Technology is changing how we live our lives: how we bank, how we shop, how we travel. It’s changing how we listen to music, read books and watch films. And yes, how we interact with our governments — checking our driver’s license, paying our taxes and checking our state pensions.

Now, for tasks where there are digital services nearly a decade old, we’re seeing a second wave of disruption; services of the so-called ‘sharing economy’ which allow us to book a car-share cab, or a rent short-term holiday flat.

The ethics of the business models that underpin these new businesses continue to be debated. We’ve seen the headlines… are drivers in a car-sharing service employees who enjoy the rights that come with being an employee? Or are they self-employed, and don’t? To what extent are short-stay rentals driving up prices for long-term rental accommodation, making affordable accommodation scarcer (such as is speculated in some areas of San Francisco).

Technical innovation can create opportunity for some, but without ethical business leadership (supported by, dare I say it, responsive and responsible government regulation) they can create inequality, restricting opportunity for others. A business that makes it harder for residents to find affordable housing by focussing on profits for its shareholders at the expense of local communities can hardly be said to be making a contribution to a socially and economically just world.

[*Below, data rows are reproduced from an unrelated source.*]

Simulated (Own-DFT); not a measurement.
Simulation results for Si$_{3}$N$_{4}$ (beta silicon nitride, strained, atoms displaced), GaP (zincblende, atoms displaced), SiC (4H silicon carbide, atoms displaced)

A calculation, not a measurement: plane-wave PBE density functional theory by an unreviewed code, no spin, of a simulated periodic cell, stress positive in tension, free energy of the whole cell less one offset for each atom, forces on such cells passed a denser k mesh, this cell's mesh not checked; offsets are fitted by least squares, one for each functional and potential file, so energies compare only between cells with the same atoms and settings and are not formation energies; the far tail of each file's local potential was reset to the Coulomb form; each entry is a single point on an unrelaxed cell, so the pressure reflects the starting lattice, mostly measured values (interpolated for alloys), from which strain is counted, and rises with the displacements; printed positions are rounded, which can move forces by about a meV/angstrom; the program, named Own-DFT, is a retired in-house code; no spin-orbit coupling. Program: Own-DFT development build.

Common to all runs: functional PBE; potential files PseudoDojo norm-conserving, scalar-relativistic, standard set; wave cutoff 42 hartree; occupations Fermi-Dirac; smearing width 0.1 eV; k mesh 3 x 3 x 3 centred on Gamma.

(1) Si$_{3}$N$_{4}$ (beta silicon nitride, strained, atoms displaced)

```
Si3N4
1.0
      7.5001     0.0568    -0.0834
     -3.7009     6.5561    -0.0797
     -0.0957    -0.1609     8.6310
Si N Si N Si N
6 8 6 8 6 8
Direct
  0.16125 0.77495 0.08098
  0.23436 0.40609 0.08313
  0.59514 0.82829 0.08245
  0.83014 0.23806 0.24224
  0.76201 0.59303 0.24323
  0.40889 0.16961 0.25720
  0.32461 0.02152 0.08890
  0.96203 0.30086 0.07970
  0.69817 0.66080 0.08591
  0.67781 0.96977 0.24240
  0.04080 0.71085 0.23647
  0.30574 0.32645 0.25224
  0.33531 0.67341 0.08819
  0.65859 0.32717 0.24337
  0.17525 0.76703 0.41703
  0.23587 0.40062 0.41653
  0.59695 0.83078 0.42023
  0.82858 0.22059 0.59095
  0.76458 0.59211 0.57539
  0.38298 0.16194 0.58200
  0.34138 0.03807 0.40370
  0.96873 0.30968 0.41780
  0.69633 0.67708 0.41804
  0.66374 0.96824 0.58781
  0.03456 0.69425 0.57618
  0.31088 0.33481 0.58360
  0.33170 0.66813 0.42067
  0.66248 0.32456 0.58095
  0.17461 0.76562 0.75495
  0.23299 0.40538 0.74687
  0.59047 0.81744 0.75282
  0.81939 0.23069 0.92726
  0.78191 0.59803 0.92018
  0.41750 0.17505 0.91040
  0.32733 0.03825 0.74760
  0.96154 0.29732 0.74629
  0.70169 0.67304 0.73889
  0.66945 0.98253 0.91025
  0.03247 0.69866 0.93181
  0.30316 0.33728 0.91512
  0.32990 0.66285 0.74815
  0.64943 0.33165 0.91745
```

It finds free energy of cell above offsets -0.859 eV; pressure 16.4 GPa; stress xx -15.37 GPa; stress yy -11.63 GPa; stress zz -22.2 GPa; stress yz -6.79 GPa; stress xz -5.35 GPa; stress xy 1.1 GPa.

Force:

I’m excited about technical innovation. But I’m equally excited about how technical innovation can make all our lives better, not just some of them.

My job offer letter from the Co-op said its purpose is: “Championing a better way of doing business for you and your communities”. That’s the sort of innovation I mean.

I didn’t think I’d find as exciting and inspirational a challenge as the one GDS had presented, but I was wrong. Hello Co-op. I can’t wait to get stuck in.